A Slim Touch: The 2016 Amazon Kindle

Refurbished or used, this Kindle could be just what you need to fit your budget

2016 Kindle
The 2016 Kindle. Amazon

Like that circle of life Elton John sang about, gadgets have a natural cycle about them.

Some stand the test of time, like the basic design for personal computers and laptops. Then you have short-lived entries such as the Discman, victims of a new, disruptive technology that ushers in the next wave of innovation.

For a while, it looked like E Ink readers were poised to be in the latter category. After a hot start that saw the market flooded with entries from manufacturers big and small, the culling of e-readers came hard and swift once tablets usurped the devices. With companies such as Sony tapping out, the e-reader market saw huge contraction — except for one key player that is.

With the exception of a couple of alternatives that continue to fight the good fight, Amazon’s Kindle line remains the fittest survivor in the Darwinian e-reader ecosystem.

In addition to introducing different entries such as the Kindle Paperwhite, Amazon also likes to regularly refresh its entry-level E Ink reader every couple or so years. The latest comes in the form of the 2016 Kindle, which adds some new features to the mix.

At the top of the list is a new form factor. This Kindle comes with less weight and a slimmer profile than the previous model it replaces, making it a smidgen more portable. At just 5.7 ounces, the new Kindle is lighter than the Voyage and Paperwhite, though it’s still a tad heavier than the top-of-the-line Oasis. For folks who want color alternatives, the 2016 Kindle is also available in white besides the regular charcoal black color.

Another nice addition is the inclusion of the VoiceView screen reader via the Kindle’s built-in Bluetooth support. This opens up many of the reader’s features to visually impaired users straight out of the box without requiring any extra adapters. For fans of accessibility, this is a worthy addition.

Other new functions include the ability to use e-mail to export your notes as well as your highlights via PDF or even a simple file that can be opened with a spreadsheet app. You also can choose between English and Chinese for Word Wise hints when using the device’s dictionary function. The e-reader comes with the new personalized home screen interface that Amazon released earlier in 2016 as well.
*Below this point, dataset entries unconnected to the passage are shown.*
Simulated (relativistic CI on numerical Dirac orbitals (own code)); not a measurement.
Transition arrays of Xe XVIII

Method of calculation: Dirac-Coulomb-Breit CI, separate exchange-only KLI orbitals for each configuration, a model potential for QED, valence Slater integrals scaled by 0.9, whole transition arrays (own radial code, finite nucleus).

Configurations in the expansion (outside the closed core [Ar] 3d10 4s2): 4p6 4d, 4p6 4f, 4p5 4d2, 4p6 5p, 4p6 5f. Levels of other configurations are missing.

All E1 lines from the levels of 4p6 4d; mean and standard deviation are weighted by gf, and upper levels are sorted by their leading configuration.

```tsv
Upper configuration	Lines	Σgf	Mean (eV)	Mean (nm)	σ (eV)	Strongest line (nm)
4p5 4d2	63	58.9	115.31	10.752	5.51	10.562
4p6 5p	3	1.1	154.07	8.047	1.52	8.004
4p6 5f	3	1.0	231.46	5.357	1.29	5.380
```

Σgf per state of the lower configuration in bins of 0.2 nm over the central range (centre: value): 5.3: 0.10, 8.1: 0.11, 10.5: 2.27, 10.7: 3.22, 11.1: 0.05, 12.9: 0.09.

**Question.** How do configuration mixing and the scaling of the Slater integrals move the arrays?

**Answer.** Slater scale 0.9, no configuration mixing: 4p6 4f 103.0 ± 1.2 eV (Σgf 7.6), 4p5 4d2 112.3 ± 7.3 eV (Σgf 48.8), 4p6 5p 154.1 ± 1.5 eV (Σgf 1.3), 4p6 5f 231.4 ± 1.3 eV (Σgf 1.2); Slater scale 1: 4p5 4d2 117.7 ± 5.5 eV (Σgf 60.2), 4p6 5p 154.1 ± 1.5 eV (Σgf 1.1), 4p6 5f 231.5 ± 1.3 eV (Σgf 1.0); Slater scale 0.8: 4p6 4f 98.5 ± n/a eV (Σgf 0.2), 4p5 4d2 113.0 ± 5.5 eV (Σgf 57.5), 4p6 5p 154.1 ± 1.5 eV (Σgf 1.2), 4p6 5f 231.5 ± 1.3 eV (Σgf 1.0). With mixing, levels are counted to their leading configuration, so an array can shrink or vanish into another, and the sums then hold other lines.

As far as lasting power, Amazon continues to tout a battery life of four weeks based on its magic equation of half an hour of reading per day. In short, it’s about 14 hours. Charging the device to full power from empty takes about four hours, which isn’t super fast but at least doesn’t require you to leave it plugged overnight.

Pricing remains the same at $99.99, though folks who don’t mind ads can drop the price down to $79.99 with special offers. Although the lack of a price drop might disappoint some folks, it continues to be the most affordable in Amazon’s stable, with the next low-cost option being the Kindle Paperwhite, which costs $119.99 with special offers or advertising. The lower price, however, comes with, well, a price. On the plus side, the 2016 Kindle continues to feature a touchscreen, which is a plus. Storage is also comparable to other Kindle devices with 4 gigabytes of internal storage.

At the same time, it is also missing features that are available in other current Kindle models. Most glaring is the lack of backlighting. With the absence of a built-in light, you won’t be able to read in dark places unless you have an external light source of your own. Resolution is also lower at only 167 points per inch. In contrast, every other Kindle in the current line such as the Paperwhite, Voyage, and Oasis feature a display with 300 points per inch of resolution.

Connectivity options also are limited to Wi-Fi and the 2016 Kindle does not have the 3G connection other Kindle devices have. For users who want to bring their reader to the beach or pool, this model does not come with the same water-resistant capabilities seen in the Barnes & Noble Nook Glowlight Plus or the Kobo Aura H2O. The 2016 Kindle also does not have a headphone slot if you want it to double as a listening device.

While the new Kindle continues the trend of not supporting file formats such as EPUB, it still has what’s arguably the best store and e-book ecosystem out there. Folks who don’t like being locked into Amazon’s proprietary format will still be better off with alternatives like a Kobo or Nook. If you’re used to Amazon’s online system, however, the 2016 Kindle is a solid, affordable option.